Extracting Value in PokerHopefully being able to write about this topic in more totality will cure my conscious of the mediocre answer I gave. But even if it doesn’t, I still think that it’s worth getting into, because even experienced poker players should revisit the criteria behind making the highest EV play – or, in other words – extracting maximum value.

My buddy gave me a situation from a local live casino poker game in which he had lead out on the first two streets with a set, only to be confronted with both straight and flush completions by the river. This was against a tight-ish regular poker player. While he didn’t have too much information on the villain, I explained that after seeing the river, unless you’re certain your opponent will call with a worse hand than yours (which was nearly implausible), you can’t expect to bet this river and make a profit consistently. To look at very general math – you’d need to be sure after calculating your bet size, pot size, and how many hand combos you beat, that betting the river would make more money than checking in this spot. While I’ll attempt to get into more mathematical detail when making the highest +EV play during a poker hand, I initially just want to relay the message that these are the things your should be thinking about when trying to get the most value.

Example of How to Extract Max Value From a Poker Hand

$2/$4 No-Limit Hold’em, 6-max, online. The game has been particularly aggressive, and you have stats on each poker player seeing as though you’re playing with a HUD (heads-up display), and you’ve encountered them multiple times. You consider most players to be at least level 1 thinkers, if not greater.

You’re at the river with A5dd on a board of T942A. Can you value bet here? And if so what do you bet to get the MOST value?

Well the first question you may ask yourself about how to extract the max value from a poker hand is, “where is the rest of the information?” Well, I’m glad that came to mind. (Hopefully.) Whenever you’re considering extracting value, you should incorporate all information available. What was your stack size? What was your opponent’s stack size? What were the pre-flop positions of both you and your opponent? Who raised pre-flop and to how much? What’s the general dynamic of the poker game? What notes do you have on this player? What notes or reads does he have on you? Does he view you as tight? Passive? Loose? Aggressive? Ultimately, I could go on and on about the ideas that should enter your mind. But it’s more essential to understand the plethora of information available to make this decision.

Let’s go back now.

How to Extract Max Value From a Poker Hand

$2/$4 No-Limit Texas Hold’em. You have A5dd on a board of 2742A. This online poker session after about 200 hands, the players at the table have viewed you as loose, despite your overall HUD statistics depicting otherwise. The one hand you’ve shown down thus far was a turned two pair, after calling an UTG raise in position. You’re normally much tighter than this, playing VPIP and PFR numbers of 18/14. You’ve noticed, however, after considerable play, that the rest of the table is just as tight and aggressive, if not tighter than you. So you’ve planned to adjust by playing much looser to provoke mistakes.
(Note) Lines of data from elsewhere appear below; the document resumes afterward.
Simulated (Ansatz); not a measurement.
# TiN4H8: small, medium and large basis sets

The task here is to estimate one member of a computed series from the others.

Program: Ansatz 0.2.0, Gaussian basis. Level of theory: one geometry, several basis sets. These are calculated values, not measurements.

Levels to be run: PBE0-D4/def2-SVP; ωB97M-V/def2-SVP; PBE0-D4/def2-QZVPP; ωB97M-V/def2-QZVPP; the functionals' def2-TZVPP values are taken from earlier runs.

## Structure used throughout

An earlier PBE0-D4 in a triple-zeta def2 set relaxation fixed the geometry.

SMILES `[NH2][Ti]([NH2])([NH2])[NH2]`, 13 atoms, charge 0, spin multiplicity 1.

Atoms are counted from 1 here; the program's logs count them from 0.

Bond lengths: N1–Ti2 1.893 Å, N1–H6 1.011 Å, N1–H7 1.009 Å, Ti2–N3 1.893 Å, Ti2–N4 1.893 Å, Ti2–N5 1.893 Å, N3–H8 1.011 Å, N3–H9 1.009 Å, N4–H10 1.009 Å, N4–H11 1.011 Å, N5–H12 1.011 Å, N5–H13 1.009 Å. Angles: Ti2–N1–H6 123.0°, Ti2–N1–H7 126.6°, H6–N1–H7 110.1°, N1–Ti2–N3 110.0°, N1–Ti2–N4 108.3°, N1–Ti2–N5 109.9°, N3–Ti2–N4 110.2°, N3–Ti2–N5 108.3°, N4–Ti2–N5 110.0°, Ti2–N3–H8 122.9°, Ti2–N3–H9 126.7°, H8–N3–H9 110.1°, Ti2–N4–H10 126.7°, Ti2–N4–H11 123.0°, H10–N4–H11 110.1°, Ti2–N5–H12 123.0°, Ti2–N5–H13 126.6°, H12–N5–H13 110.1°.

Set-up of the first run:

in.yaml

The villain you’re involved with opened the button for $12 while you’re in the big blind, and you three-bet to $40. He started the hand with $800. You started with $900. He’s playing 12/10, in most opinions absurdly nitty for a small to mid-stakes regular. Although he should be focused on adjusting to your loosened poker starting hand requirements, light 3-betting ranges may not be his focus at the moment seeing as though he’s mass multi-tabling. While he’s capable of being deceptive, most of the time, he’s on auto-pilot. Villain decided to call.

You lead for $50 into $82, and villain calls on a board of 274dd.

Turn – 2s.

You bet $135, he calls.

River – Ah.


Well let’s see our options here. The pot is $452, and the effective stack is $574. Because of the bet sizing, you couldn’t get your opponent pot-committed by the river. We could check, but in all likelihood if our opponent decides to bet can we call profitability? Maybe. But villain could also decide to check back with his hands of showdown value. Should we bet $300? Just shove? Hmm, let’s see actually.

This will take some time mathematically, so bare with me. Our opponent could hold a variety of things, but given this villain statistics we’ll estimate that it’s exclusively pocket pairs. Some of those pairs are obviously sets. We would guess that since this player is multi-tabling, he would normally 4-bet his premium pairs QQ-AA. So we will safely exclude those for now. (If he did show up with one of those hands, we would take a note.)

This leaves 22-JJ – or 60 hand combos – all of which are feasible given the stack sizes. However, 33, 55, and 66 should never get to this river card given the action, which will narrow our hand combos to 42. So let’s look at what our bets might bring given the narrowed range.

We bet $300:

Our opponent will put in $300 to win $752, or ~2.5-to-1. We can reasonably expect our opponent to fold 88, 99, TT, and JJ to a bet of this size fairly frequently. Our villain could choose to bluff-raise, but it would be for his whole stack, and we don’t believe that the villain would put his entire stack at risk with such an unconventional line. Because of the stack size, our bet-sizing, and the fact that our opponent would have to be correct in picking off our bluff 40% of the time to be profitable (optimistic), we’re in good shape against most of villain’s poker hand range. Those 4 hands equate to 24 hand combos of the total 42, or 57% of his range. The other 43% (22, 44, and 77) have obviously made quads or a full house, and we’re getting called or raised. So 57% of the time we bet $300, we’ll win $452. 43% of the time, we’ll lose $300. So let’s calculate our expected value.

($452 x .57) + (-$300 x .43) = ($257.64) + (-$129) = +$128.64!

So if we decided to bet $300 on this river, although we’d win $452 in this particular example, we would average a profit of $128.64 in this situation over time.

Now let’s examine a shove:

If we decide to go all-in on this river, although we probably still inspire a ton of folds, we lose a lot more when we’re beat. Surprisingly, this still remains a trivial river spot for our opponent, as all of their decisions will likely remain the same. So, our opponent only has $574 left on the river, which would be our effective all-in bet.

($452 x .57) + (-$574 x .43) = ($257.64) + (-$246.82) = +$10.82

Going All In

So looking at the results of shoving the river, although we’ll continue to make money over time if our opponent folds, we tend to make less on average when he does call, making this $117.82 less profitable than just betting $300.

The key ingredient of these equations is to accurately estimate what our opponent will do in both situations. With our example, if our opponent reacts similarly regardless of bet size, we’re better off risking less money, since we’ll achieve the same outcome regardless.

So to extract the most money over time, we want to bet the minimum amount of money that maximizes our fold equity. If our villain makes an error by calling with a hand that he should be folding, our EV only looks to improve!

While the process can be complicated, it’s useful to look at everyday poker hands and see if you’ve made the highest +EV play possible – or maximized your value. It’s tough to implement at the table, but with enough side practice, you’ll be able to apply your new poker knowledge more frequently and know how to extract the max value from a poker hand.

Good luck, and hopefully I’ll see you at the tables.